This module within the `params` crate consolidates constants and parameters for well-established traditional (classical) cryptographic algorithms. These parameters are often derived from standards documents like NIST FIPS, RFCs, or SECG specifications.

## Traditional Algorithm Parameters

1.  **RSA (`rsa.rs`)**:
    *   Defines common RSA modulus sizes in bits: `RSA_MODULUS_2048`, `RSA_MODULUS_3072`, `RSA_MODULUS_4096`.
    *   Specifies the common RSA public exponent: `RSA_PUBLIC_EXPONENT` (65537).
    *   Provides byte lengths for keys corresponding to these modulus sizes: `RSA_2048_BYTE_LENGTH`, etc.

2.  **DSA (Digital Signature Algorithm) (`dsa.rs`)**:
    *   Defines common DSA parameter pairs (modulus size L, subgroup order size N): `DSA_2048_256`, `DSA_3072_256`.
    *   `DSA_SIGNATURE_SIZE`: The typical size of a DSA signature (concatenation of `r` and `s`).
    *   Byte lengths for modulus `P` and subgroup order `Q`.

3.  **DH (Diffie-Hellman) (`dh.rs`)**:
    *   Defines common DH modulus sizes: `DH_MODULUS_2048`, `DH_MODULUS_3072`, `DH_MODULUS_4096`.
    *   Byte lengths for keys corresponding to these modulus sizes.
    *   `DH_2048_GENERATOR`: The standard generator (2) for RFC 3526 MODP Group 14.
    *   `DH_2048_PRIME_HEAD`: First few bytes of the RFC 3526 MODP Group 14 prime, useful for quick identification or verification.

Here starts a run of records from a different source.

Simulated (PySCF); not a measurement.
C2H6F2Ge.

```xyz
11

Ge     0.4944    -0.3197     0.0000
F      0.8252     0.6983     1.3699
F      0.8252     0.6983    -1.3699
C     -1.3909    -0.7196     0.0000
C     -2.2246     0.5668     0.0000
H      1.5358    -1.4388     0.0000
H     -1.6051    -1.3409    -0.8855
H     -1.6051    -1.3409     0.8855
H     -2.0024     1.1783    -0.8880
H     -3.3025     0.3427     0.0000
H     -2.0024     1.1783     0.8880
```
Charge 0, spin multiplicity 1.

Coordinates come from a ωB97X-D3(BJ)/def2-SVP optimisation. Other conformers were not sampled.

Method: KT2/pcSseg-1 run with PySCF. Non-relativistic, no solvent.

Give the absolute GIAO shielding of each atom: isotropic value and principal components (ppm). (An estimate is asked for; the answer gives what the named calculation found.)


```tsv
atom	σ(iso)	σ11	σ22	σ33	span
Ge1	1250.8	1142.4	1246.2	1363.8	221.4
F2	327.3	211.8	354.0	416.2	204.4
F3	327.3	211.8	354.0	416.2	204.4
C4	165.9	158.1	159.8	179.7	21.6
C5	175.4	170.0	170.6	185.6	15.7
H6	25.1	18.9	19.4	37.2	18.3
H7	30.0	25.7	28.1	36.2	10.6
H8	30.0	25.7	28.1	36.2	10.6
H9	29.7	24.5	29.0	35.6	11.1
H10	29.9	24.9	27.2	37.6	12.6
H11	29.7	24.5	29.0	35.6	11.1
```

4.  **ECDSA (Elliptic Curve Digital Signature Algorithm) (`ecdsa.rs`)**:
    *   Defines parameter structures (`NistP256Params`, `NistP384Params`) for NIST standard curves P-256 and P-384.
    *   These structures include:
        *   Prime modulus `p`.
        *   Curve coefficients `a` and `b`.
        *   Generator point coordinates `g_x`, `g_y`.
        *   Order of the curve `n`.
        *   Cofactor `h`.
    *   Constants `NIST_P256` and `NIST_P384` provide instances of these parameter structures.

5.  **ECDH (Elliptic Curve Diffie-Hellman) (`ecdh.rs`)**:
    *   Defines key and shared secret sizes for ECDH using NIST P-256 and P-384 curves.
    *   Sizes include: `ECDH_P256_SHARED_SECRET_SIZE`, `ECDH_P256_PUBLIC_KEY_SIZE` (uncompressed), `ECDH_P256_PRIVATE_KEY_SIZE`, and similarly for P-384.
    *   These often align with the sizes derived from the ECDSA parameters for the same curves.

6.  **Ed25519 (`ed25519.rs`)**:
    *   Defines constants specific to the Ed25519 signature algorithm (based on Curve25519):
        *   `ED25519_PUBLIC_KEY_SIZE` (32 bytes)
        *   `ED25519_SECRET_KEY_SIZE` (32 bytes)
        *   `ED25519_SIGNATURE_SIZE` (64 bytes)
        *   `ED25519_CURVE_ORDER` (the order of the base point, little-endian)
        *   `ED25519_BASE_Y` (the y-coordinate of the Ed25519 base point)

These constants are fundamental for implementing and correctly using traditional cryptographic algorithms, ensuring that operations are performed with standard, vetted parameters.